These are such helpful posts. Huge thanks to you both for this. I feel so well supported. I have spent this evening remembering the difficult things, and I feel like I have made the right decision.
@pointythings I've been focussing so much on whether to leave/when to leave, that I forgot that I can take the good things and carry them forward a bit. Maybe in time, and when I have more cash. He made these things possible with his cash - but that also meant a sort of power over me. At least that will stop now, and I can relax a bit. Yes, yes he showed me how much I enjoy travel and adventure and new experiences. This is true, in time, maybe I can do those things with friends or family, or even by myself.

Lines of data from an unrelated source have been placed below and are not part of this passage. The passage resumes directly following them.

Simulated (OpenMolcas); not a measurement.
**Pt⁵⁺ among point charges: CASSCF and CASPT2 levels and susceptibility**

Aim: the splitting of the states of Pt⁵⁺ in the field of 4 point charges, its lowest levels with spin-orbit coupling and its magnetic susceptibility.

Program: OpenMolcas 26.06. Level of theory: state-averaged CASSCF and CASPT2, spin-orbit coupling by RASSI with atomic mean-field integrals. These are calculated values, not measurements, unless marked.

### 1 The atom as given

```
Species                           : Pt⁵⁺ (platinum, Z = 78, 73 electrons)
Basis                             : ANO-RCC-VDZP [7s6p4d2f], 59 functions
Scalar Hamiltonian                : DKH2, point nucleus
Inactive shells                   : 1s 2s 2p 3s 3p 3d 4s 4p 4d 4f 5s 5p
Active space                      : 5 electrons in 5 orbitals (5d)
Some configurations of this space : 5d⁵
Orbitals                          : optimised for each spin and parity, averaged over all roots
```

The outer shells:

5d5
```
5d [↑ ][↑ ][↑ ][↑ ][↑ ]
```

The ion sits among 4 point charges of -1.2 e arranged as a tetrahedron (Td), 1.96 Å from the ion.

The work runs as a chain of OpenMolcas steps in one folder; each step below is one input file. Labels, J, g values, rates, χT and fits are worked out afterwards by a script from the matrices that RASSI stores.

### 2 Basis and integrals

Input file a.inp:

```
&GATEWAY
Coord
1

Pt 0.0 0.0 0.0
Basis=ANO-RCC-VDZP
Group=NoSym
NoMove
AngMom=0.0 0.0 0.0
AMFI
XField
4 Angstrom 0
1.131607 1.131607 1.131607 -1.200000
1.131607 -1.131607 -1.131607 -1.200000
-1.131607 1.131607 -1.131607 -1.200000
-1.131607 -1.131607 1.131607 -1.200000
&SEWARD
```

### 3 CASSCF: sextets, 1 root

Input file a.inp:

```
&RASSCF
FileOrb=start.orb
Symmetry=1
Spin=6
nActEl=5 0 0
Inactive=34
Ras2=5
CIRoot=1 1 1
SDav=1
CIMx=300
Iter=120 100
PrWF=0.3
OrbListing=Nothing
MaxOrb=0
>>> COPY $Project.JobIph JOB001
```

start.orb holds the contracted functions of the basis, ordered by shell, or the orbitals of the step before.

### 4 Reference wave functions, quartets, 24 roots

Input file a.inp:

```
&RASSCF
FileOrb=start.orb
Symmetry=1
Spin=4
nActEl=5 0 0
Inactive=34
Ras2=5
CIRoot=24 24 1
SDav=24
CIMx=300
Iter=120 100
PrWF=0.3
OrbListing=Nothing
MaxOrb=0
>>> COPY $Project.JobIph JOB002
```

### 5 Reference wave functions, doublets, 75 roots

You're right about not needing to disavow everything. I tend to be an all-or-nothing person, and that's probably why I am feeling like this currently.
I'm so sorry about your marriage. It's encouraging to read about women who've picked themselves up again. You sound very sorted. Yes, it's probably healthier to consider that there were good times, and to acknowledge that.
@ImEatingVeryHealthilyOhYes That is an excellent point... being in a couple is good, only if it is better than being single. That explains how I came out of my marriage...being single became more appealing than staying in the marriage.
Yes, I need to concentrate on making myself happy now, and finding the joy again. I've been through an awful lot in my time with him.
Ohhhh... another one with a difficult marriage ending. I'm so sorry you had a tough time of it. Look at you now! You sound amazing. It must be such a great feeling to regain that strength - and then some. That must be an amazing feeling.
I'm trying to tap into a teeny tiny excited bit in my stomach when I think that I am now free to (in time) meet someone who will be a healthier partner. I am so relieved to be free of the guilt that I felt when I was with this man.
Sigh.... Thanks again, both...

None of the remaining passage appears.